The Government’s building safety Bill offers an opportunity to make a significant contribution to ending the reputation of the home as the most dangerous place in Britain. RoSPA’s concern for safety in the home has led it to work with representatives of the housebuilding industry, and together they have developed a new framework for safety in the home, called Safer by Design. Among other things, this framework calls for the adoption of British Standard 5395 on stair design, which is backed by industry as being commercially and technically viable and creating a radically improved safety outcome, with 60% fewer falls on stairs designed to this standard.

The Government have an ambitious housebuilding programme and I am sure that they are equally ambitious that when houses are built, the safety of the occupants is seen as essential. I can tell them that “safer by design” was crafted to fulfil that ambition. Their involvement in the project would signal a clear intention to make the home a safer place.
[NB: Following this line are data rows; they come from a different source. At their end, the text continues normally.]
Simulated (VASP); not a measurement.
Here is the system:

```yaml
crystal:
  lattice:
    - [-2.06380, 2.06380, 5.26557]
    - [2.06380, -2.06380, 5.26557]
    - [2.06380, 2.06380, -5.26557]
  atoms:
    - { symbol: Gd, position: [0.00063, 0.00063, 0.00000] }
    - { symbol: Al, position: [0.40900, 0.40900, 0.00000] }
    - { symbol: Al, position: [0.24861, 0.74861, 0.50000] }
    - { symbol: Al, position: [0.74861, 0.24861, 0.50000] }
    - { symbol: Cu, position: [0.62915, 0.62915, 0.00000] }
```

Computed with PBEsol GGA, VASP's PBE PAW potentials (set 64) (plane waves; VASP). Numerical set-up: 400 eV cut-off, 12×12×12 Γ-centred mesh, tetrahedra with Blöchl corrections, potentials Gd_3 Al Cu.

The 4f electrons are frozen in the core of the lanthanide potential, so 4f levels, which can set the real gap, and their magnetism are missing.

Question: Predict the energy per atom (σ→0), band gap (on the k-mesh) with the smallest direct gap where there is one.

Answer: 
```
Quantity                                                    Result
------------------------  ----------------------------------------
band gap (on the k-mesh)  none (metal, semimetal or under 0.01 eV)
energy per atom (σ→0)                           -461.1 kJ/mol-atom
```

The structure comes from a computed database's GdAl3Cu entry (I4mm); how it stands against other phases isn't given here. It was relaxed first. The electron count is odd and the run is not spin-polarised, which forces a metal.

I urge the Minister and his colleagues in the other place to use the Building Safety Bill to demonstrate their direction of purpose by first addressing the critical issue of staircase safety. This would require that the new British Standard not only be in this Bill but be made mandatory. Many lives would be saved as a result, and it would also prevent Britain’s best builders being undercut by those in the industry who are prepared to sacrifice safety in pursuit of profit. If the tragedy of Grenfell has taught us anything, it is that measures designed to secure people’s safety must not be optional. I look forward to the Minister’s reply.